This sounds more like an issue with the RDKitConverter from MDAnalysis, so I suggest that you open an issue with them for this.

Best, Cédric

cbouy avatar Aug 12 '22 18:08 cbouy

@cbouy not an issue for here, but for the RDKit converter, we could probably hard code the standard AAs and not use your heuristics for guessing bond orders.

This is what I currently do for loading PDB files w/ bond orders: https://github.com/OpenFreeEnergy/pdbinf/blob/main/src/pdbinf/_pdbinf.py#L114

Where the templates are: https://github.com/OpenFreeEnergy/pdbinf/blob/main/src/pdbinf/_standard_AAs.py

So could either have this as a dep, or move the hardcoded cif files over and rewrite the logic to avoid the rdkit dependency (though MDA will probably not mind including rdkit more often..)

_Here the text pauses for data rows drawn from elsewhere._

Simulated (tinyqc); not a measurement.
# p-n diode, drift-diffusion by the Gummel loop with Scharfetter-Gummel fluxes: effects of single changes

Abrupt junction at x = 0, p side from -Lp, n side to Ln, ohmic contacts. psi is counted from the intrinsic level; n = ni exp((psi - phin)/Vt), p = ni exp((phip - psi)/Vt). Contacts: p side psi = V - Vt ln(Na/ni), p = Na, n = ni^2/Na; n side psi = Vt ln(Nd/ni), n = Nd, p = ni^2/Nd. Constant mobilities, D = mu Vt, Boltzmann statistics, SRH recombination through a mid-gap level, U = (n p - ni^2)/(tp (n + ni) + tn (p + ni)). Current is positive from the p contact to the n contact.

richardjgowers avatar Oct 11 '23 10:10 richardjgowers

@richardjgowers I started reorganizing the converter code to make it more modulable during the UGM hackathon, i.e. you'd have the possibility to provide your own callable to infer bond orders on a mol, so wrapping up a pdbinf-based callable could definitely be an option if I manage to make some time to finish the PR some day

cbouy avatar Oct 11 '23 22:10 cbouy